The additional interests of 4.2372% Wondial, as described above, is held
by a wholly-owned affiliate of IDUL, Sunbest Industrial Limited ("SIL"), a
limited liability company incorporated in the British Virgin Islands on
February 3, 2003. SIL has authorized and outstanding common stock of
50,000 shares and 1 share of United States one dollar par value each
respectively. The outstanding common stock was issued to IDUL on March 10,
2003. SIL has had no operation since its incorporation up to June 10, 2003
and is used as an investment holding company of the 4.2372% interest in
Wondial.
F-8
3. SUMMARY OF SIGNIFICANT ACCOUNTING POLICIES
ACCOUNTING PRINCIPLES
The consolidated financial statements and accompanying notes are presented
in Renminbi and prepared in accordance with generally accepted accounting
principles in the United States of America ("USGAAP").
BASIS OF CONSOLIDATION
The accompanying consolidated financial statements include the accounts of
IDUL and its subsidiaries in which IDUL has a controlling financial
interest. See "Basis of financial statements presentation and
reorganization" within Note 2 above for more information on the basis of
presentation of the consolidated financial statements.

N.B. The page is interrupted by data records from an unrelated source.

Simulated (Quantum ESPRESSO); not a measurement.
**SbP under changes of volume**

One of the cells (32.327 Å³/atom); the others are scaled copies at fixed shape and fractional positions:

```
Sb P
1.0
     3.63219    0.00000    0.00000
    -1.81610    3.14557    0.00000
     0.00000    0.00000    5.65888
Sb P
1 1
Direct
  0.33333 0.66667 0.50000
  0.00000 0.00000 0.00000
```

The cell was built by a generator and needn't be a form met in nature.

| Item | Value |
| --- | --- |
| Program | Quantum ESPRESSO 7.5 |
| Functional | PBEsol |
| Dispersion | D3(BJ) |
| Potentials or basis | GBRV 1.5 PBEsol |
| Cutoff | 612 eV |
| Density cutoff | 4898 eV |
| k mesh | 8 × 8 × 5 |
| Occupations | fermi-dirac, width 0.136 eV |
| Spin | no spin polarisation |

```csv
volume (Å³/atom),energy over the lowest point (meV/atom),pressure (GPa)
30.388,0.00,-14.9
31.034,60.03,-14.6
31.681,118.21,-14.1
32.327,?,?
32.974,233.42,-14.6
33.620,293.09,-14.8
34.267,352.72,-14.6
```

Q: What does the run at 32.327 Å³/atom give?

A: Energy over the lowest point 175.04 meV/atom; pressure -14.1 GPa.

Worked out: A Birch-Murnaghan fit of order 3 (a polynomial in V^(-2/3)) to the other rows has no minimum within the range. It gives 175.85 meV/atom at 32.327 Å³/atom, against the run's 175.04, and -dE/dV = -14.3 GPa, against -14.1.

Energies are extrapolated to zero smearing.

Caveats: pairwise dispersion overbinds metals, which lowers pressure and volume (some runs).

All significant intercompany accounts and transactions have been
eliminated upon combination.
REVENUE RECOGNITION
Net sales represent the invoiced value of goods, net of value-added tax
("VAT"), returns and sales incentive. Wondial makes sales to distributors
in first-tier distribution channels. These distributors then arrange to
sell products to second-tier distribution channels or directly to
consumer. These first-tier distributors are generally given privileges to
good credit terms but at the same time they are responsible for marketing
and repairing the products. The Company generally recognizes product
revenue when persuasive evidence of an arrangement exists, delivery has
occurred, fee is fixed or determinable, and collectibility is probable.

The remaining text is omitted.